Retailers frustration as road works extended ahead of Black Friday
PUBLISHED: 07:33 23 November 2018 | UPDATED: 10:51 23 November 2018
As the Christmas shopping countdown begins, businesses in Attleborough have spoken about the impact major traffic works are continuing to have on footfall.
The £4.5m project to improve traffic flow and pedestrian safety has been causing disruption in the town centre since they started in early September.
Due to be finished by November 24, businesses and residents said they were frustrated the finish date had been delayed by an extra 11 days.
In a statement released yesterday, Norfolk County Council said Surrogate Street would be reopened to two-way traffic from 10am on Wednesday, December 5, with new traffic lights in place.
Lisa Collings, an assistant at Myhills Pet and Garden, Queen’s Square, said the works were causing the shop problems in what is normally their busiest period.

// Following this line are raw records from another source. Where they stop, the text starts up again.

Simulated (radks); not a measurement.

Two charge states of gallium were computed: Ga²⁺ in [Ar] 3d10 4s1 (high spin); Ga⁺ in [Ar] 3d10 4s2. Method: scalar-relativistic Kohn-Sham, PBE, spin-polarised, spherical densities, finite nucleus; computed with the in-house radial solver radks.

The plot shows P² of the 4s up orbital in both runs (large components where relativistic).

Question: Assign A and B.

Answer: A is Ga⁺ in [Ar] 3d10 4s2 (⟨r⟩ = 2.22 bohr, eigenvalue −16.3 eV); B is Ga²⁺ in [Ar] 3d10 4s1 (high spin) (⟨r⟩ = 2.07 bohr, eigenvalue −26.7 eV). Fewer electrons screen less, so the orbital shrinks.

She said: “This time of year you’d expect it to pick up with Christmas coming up but when roads are at a standstill out the front people are avoiding us. We’re frustrated because we’ve done everything we can, the Christmas stock is in and the windows are done but we’re standing here and nobody is coming in.”
David Self, 76, has lived in Attleborough for 23 years and said although he has always shopped in the town centre, barriers blocking pedestrian crossings meant he was struggling to walk in to town.
The Arlington Garden’s resident said: “I’m walking in but it takes much longer because I have to go all the way down the road and back again to cross over. I like going to the butchers and for coffee but the past couple of weeks my daughter brought my shopping round because the walk is too stressful with all that traffic going on.”
Despite many reporting a decrease in business, others said an appeal to shoppers to support the high street by Breckland Council had given sales a boost.
Jonathan Perfect, sales assistant at Aldridge Crafts on Queen’s Square, said: “Early on we noticed less business but people have got used to it and just allow more time to get into town. It’s been clear they want to keep coming in because we have an excellent high street.”
“Black Friday in a different way”
Sarah Horan, who owns Champagne Moments Boutique, Queen’s Square, said she could not compete with the black Friday price cuts offered by big retailers but that she hoped customers would stay loyal to excellent service.
She said: “We’re not doing Black Friday in the same way big businesses would because we don’t do many online sales, but people expect to get a bargain so I will be running promotions to entice people in.
You have to think all the time as a small independent retailer of ways to encourage customers with less disposable income to come in.
You don’t necessarily need to be as cheap as Primark but you have to go that extra mile so people enjoy the experience.
It’s trying to create that environment and give the best personal service you can.
There a wealth of talent in and around the town. It benefits people to support local businesses because they live here and nobody wants to see them go.”